Robert Hur, special counsel, has announced his decision not to charge former Vice President Joe Biden in relation to the mishandling of classified materials. Hur’s investigation found evidence indicating Biden “willfully retained” documents critical to national security after his vice presidency, while he was a private citizen.
“Our investigation uncovered evidence that President Biden willfully retained and disclosed classified materials after his vice presidency when he was a private citizen,” the report explains, but says evidence “does not establish Mr. Biden’s guilt beyond a reasonable doubt.”
The report takes particular aim at Biden’s cognitive abilities, which have recently been underscored by his claims to have discussed the events of January 6th, 2021, with long-dead French President Francois Mitterand.
Biden’s memory, says the special counsel report, “was significantly limited.” It added: “We have also considered that, at trial, Mr. Biden would likely present himself to a jury, as he did during our interview of him, as a sympathetic, well-meaning, elderly man with a poor memory… It would be difficult to convince a jury that they should convict him — by then a former president well into his eighties — of a serious felony that requires a mental state of willfulness.”
“In his interview with our office, Mr. Biden’s memory was worse. He did not remember when he was vice president, forgetting on the first day of the interview when his term ended (“if it was 2013 – when did I stop being Vice President?”), and forgetting on the second day of the interview when his term began (“in 2009, am I still Vice President?”). He did not remember, even within several years, when his son Beau died. And his memory appeared hazy when describing the Afghanistan debate that was once so important to him. Among other things, he mistakenly said he “had a real difference” of opinion with General Karl Eikenberry, when, in fact, Eikenberry was an ally whom Mr. Biden cited approvingly in his Thanksgiving memo to President Obama.”
The refusal to prosecute Biden due to his age and poor cognitive function flies in the face of the persistent establishment talking points that “no one is above the law.” Indeed, in this instance, the special counsel appears to make the case that because no jury would prosecute Biden despite his obvious guilt, the case must be dropped.

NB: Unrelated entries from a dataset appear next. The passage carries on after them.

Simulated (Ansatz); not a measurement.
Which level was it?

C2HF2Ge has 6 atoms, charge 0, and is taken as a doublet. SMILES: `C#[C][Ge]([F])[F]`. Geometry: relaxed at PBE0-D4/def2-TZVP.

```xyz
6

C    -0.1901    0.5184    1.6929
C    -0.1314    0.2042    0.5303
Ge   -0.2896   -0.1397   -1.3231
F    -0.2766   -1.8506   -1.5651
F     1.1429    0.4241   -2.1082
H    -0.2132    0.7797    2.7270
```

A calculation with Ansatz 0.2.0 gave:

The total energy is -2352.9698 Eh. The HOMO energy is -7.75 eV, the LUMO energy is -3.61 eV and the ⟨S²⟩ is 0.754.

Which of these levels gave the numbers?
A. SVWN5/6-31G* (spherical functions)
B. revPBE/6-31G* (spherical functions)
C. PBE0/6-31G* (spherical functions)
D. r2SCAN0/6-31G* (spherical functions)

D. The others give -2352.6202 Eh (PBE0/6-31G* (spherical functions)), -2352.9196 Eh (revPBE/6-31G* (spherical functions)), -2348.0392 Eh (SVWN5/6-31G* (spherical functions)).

The report also details how Biden leveraged the sensitive government information for profit, using notebooks he should not have had for a book published in 2017: “After the vice presidency, Mr. Biden kept these 2 classified notebooks in unsecured and unauthorized spaces at his Virginia and Delaware homes and used some of the notebooks as reference material for his second memoir, Promise Me, Dad, which was published in 2017.”
A ghostwriter is also said to have “found” classified material in a rental unit in Virginia, “in a badly damaged box surrounded by household detritus.”
The special counsel report goes further into Biden’s mental incapacity, adding: “We have also considered that, at trial, Mr. Biden would likely present himself to a jury, as he did during our interview of him, as a sympathetic, well-meaning, elderly man with a poor memory. Based on our direct interactions with and observations of him, he is someone for whom many jurors will want to identify reasonable doubt. It would be difficult to convince a jury that they should convict him – by then a former president well into his eighties – of a serious felony that requires a mental state of willfulness.”